Thanks for making the correct UX on the numerical inputs!

Credit goes to this awesome project!


> Black text on a white background can be harsh on the eyes. Opting for a softer shade of black for body text makes the page more comfortable to read.

No, it doesn't. The low contrast text is definitely harder to read in direct comparison with black. This is the point where I suspected that the page might be a parody of modern web design. Unfortunately it seems to be serious.

The syntax highlighting is similarly awful and the grey background makes it even worse.

Yeah I found this assertion pretty troubling too. The "black" on most displays is already "soft" since even black pixels are leaking light. I've never read a page in a book and thought "you know, this ink is too black, it's straining my eyes".

I've never thought the ink in a book was too black, but once in a while, I do think the paper is too white. Usually actual paper is a lot more friendly than #FFFFFF, though.

You should be able to turn down the brightness of a display to comfortable viewing levels.

It's not as simple as that. For one thing, there is a wide range of different screens used to display text, and each screen may exaggerate or reduce contrast to a different degree. It's also important to remember that very high contrast such as pure black on pure white can cause serious problems for dyslexic readers.

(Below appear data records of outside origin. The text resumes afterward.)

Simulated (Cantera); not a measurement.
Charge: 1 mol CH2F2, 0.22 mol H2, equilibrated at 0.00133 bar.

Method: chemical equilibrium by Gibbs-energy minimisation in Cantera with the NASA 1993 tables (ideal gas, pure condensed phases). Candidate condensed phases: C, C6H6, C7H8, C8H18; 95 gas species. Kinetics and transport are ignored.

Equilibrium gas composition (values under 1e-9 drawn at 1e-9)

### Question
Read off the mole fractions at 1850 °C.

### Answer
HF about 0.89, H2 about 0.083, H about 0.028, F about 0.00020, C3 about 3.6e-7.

Reminds me of a Motherfucking Website[1], and a Better Motherfucking Website[2]

[1] - http://motherfuckingwebsite.com/

[2] - http://bettermotherfuckingwebsite.com/

Don't forget Best Motherfucking Website! https://bestmotherfucking.website/ (It's my favorite.)

This is exactly what I thought, too. BMFWS pretty much covers this whole article, minus the color and images.

Please, do not specify "Arial" or "Helvetica" in your font-family... just use "sans-serif" by itself... Just use sans-serif as your main fallback font after specific web-font. This will use the browser default (often Arial in windows, Helvetica on OSX) which is usually the best looking Helvetica-like font, or the user's preference.

Yes, sometimes it's a different font, but usually a better looking default. Helvetica looks hideous on windows, which is why it's often "Helvetica Neue", Arial, sans-serif... that said, just use sans-serif unless you want a specific font (with webfont option).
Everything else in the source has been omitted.